Old habits are hard to break and when it comes to the military community, we’ve got some habits that seem hell-bent on staying put. As much as we celebrate the diversity in our community, we sometimes forget to “check ourselves before we wreck ourselves” when meeting new people or interacting in online groups and forums.

We know how challenging it can be when you’re the odd-spouse-out, so here are a few things you can do to make sure you’re talking the talk and walking the walk when it comes to embracing the #OneMilFam way of life:

Check Yourself Before You Wreck Yourself: 6 Things Every Military Spouse Needs to Stop Doing Right Now

6 Things Every MilSpouse Needs to Stop Doing Right Now

1. Addressing the military spouse community at-large as “ladies” or “wives”

Unless you are 100,000% sure that you’re addressing a group of female military spouses, be the anti-Nike and just DON’T do it. In so many cases, we throw out “ladies” or “wives” without really thinking about group composition. We know there are guy spouses out there; we’ve seen them. We’ve hung out with them. Heck, in a group of 100 military spouses, we’re pretty sure there’s probably about 9 to 10 of them in there.

Here are some sweet alternatives: “Hey, all!” “Hey, y’all!” “Hello Everyone!” “Whazzup?” “Good morning!” or my favorite “Dear Team Awesome.”

2. Asking other military spouses about their “husbands” or “wives”

Facepalm. Our same-sex military families are out, they’re proud and they look just like everyone else…gasp! Get hip to be square and drop “husband” or “wife” and try this amazing word: “spouse.”

Boom. Problem solved.

3. Thinking that everyone in the military is part of the same political party

This assumption is such an elephant in our proverbial shared living room, isn’t it? (See what we did there?) With a crazy diverse population like ours, our views on politics are no different. Never ass-ume you’re talking to like-minded thinkers. (We did it again!) If you find yourself teetering on the edge of a politically charged conversation, we have 2 words for you: civil discourse.

It’s OK to agree to disagree. It’s also OK to politely shift topics to something less touchy.

4. Using the word “dependa” (or any derivative thereof)

This word has the same effect as saying “Mufasa”…it just gives us the shivers. Not only has this morphed into the equivalent of the b-word and c-word of the military sphere, it’s sprinkled with a little fat and lazy for good measure. We hate to see this word used at all, but it is especially disturbing when military spouses fling this word at each other.
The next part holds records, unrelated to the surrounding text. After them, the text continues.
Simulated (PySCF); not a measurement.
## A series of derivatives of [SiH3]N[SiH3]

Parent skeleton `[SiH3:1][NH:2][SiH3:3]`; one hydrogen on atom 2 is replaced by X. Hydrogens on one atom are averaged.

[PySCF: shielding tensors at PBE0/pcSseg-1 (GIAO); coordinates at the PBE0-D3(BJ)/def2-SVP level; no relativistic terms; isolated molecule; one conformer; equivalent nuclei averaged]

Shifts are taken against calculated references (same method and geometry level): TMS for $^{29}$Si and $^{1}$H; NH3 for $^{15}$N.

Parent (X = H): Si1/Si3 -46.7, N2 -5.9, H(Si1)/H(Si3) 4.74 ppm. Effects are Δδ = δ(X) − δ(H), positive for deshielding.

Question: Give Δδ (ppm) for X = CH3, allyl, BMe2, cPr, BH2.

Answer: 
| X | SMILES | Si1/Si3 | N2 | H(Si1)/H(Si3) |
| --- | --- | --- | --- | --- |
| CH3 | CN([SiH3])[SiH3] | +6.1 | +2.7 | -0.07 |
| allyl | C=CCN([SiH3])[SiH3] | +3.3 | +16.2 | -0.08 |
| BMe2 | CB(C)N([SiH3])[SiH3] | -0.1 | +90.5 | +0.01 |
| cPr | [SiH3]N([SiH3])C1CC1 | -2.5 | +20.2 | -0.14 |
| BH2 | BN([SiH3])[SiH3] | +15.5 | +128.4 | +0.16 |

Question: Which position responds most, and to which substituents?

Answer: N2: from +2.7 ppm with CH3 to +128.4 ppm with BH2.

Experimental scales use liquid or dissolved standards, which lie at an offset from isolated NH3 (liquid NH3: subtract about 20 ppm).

5. Going on abusive, verbal tirades and/or shaming military spouses in online forums (aka cyber bullying)

What’s that adage? Don’t throw stones if you live in a glass house? Unless you are the omnipotent wizard of milspousedom, let it go. Verbal tirades online are just poor taste and downright mean.

Related: Shut Up. You Don’t Serve.

If you don’t have anything nice to say, step away from the keyboard.

6. Surrounding yourself with people who think and live exactly like you

We all love to share life with like-minded people, but what if you could meet someone new who challenges you to change or broaden your perspective on life? If you’re not changing, you’re not growing and if you’re not growing, you’re not living. Don’t be afraid to get out of your comfort zone by hanging out with someone you might’ve not ever given a second thought. You might just learn something new about yourself and score a new friend while you’re at it!

What other bad habits do you think we can ditch to make the military spouse community more inclusive? Tell us in the comments below!

14 COMMENTS

  1. Thank you! The “Hello Ladies” is rather irksome and happens more than you would think!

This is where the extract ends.